Probably not, but it sure feels like it at times. I think my biggest problem is that I’m a saver. I have piles of baby blankets (my youngest is thirteen), copies of papers I wrote in college (I graduated in 1994!), and I’ve been gifted enough specialty kitchen items over the years to open my own store in the mall. (I prepare almost every meal I make with nothing more than a knife, spatula, and a wooden spoon, but I cling to the fantasy that I will someday use the melon baller I’ve owned for two decades.)

In an attempt to reform my pack rat ways, I began going through the house removing items I haven’t used in a year or more, and tossing them into a pileĀ . Week after week, the pile has grown with items that don’t fit, were never used, or are simply unwanted.

I realize now that almost everything in this pile is there because of “just in case” thinking. Save those jeans just in case I lose ten pounds. Save these jeans in case I gain twenty. Save this crate of old jars and jugs just in case I find the perfect craft project. Save boxes and boxes of old, mismatched dinner plates and utensils just in case I lose my mind, and wake up one day as entirely different person who simply must host a thirty person dinner party.
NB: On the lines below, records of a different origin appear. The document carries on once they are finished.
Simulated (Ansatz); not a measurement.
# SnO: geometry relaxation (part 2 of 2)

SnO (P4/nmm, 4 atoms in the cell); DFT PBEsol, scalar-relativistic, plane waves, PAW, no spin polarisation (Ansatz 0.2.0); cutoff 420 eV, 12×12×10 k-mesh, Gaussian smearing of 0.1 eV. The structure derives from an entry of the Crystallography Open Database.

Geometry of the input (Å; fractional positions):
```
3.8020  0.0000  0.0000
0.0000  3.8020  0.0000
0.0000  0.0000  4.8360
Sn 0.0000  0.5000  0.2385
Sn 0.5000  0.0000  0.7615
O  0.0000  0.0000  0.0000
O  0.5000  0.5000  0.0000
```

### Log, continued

I’m up to my ears in Just In Case!

You know what? I’ve never used any of that stuff. Most of the time I never remembered I owned it. Everything I saved for someday became quickly forgotten, sucked into the black hole of my cluttered basement, or stuffed into bins in the dark recesses of my closet.

I’ve decided to adopt a new motto: Just for Now – which means buying, keeping, and accepting from others only those things I truly need, and that are useful to me right now.

As for my old motto – Just In Case – I’m adding it to this weeks donation pile. I won’t be needing it anymore.